I don’t know, where I work that would get flagged. Actually, I think the linter flags this so it’s actually impossible to merge that. As to your points:
easier to understand for beginners, sometimes they don’t know about the implicit return
As a professional developer, I don’t write code for beginners - I work with professionals. If they don’t understand what the implicit return is, they don’t work here. And everything looks strange until you get used to it. And this is something that you will be seeing a lot.
easier to add additional code above the return statement
Yeah, that’s a slight pain, but very minor and rare.
easier to see the current object properties
I don’t understand, I can see them just fine in every example.

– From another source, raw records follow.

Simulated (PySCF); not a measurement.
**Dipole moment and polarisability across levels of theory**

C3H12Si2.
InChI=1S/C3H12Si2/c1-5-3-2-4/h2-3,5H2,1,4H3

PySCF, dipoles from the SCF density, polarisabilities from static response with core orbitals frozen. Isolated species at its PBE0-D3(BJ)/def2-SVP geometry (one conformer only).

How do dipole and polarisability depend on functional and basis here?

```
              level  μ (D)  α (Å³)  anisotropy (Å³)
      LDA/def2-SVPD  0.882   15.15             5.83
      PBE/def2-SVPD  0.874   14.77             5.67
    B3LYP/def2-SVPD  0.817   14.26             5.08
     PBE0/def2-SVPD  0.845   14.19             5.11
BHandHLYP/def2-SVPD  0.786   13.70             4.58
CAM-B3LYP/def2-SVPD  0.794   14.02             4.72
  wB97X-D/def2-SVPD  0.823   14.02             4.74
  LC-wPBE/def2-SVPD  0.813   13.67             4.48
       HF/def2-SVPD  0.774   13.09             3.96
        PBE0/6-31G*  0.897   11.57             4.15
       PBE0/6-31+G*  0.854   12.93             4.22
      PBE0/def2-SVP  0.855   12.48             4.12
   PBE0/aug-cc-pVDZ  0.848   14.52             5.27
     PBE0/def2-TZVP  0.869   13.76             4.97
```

easier to add additional object properties
Again, I’m not seeing what is difficult about adding a property to any of the examples.
but: more code
Yeah, that’s a thing. When you’re working on a codebase of 110k lines with 40 other developers, keeping things tight can be a good thing. Obviously you can go too far. I’m all for taking up extra lines if it adds something to the code - readability is a big thing. But once you are used to arrow functions and implicit returns, they are no more difficult to read than regular functions - it’s just about familiarity. We shouldn’t use the readability argument to write extra code to appease people that haven’t become as comfortable with the language as they should.
When I first saw arrow functions they looked bat crap crazy and made no sense. Now they are second nature and I write almost no regular functions - generator functions being the exception. And it’s expected (actually the linter makes it “required”) to use the implicit return when it makes sense. I can’t speak to other work places, but that’s mine. And it makes sense to me.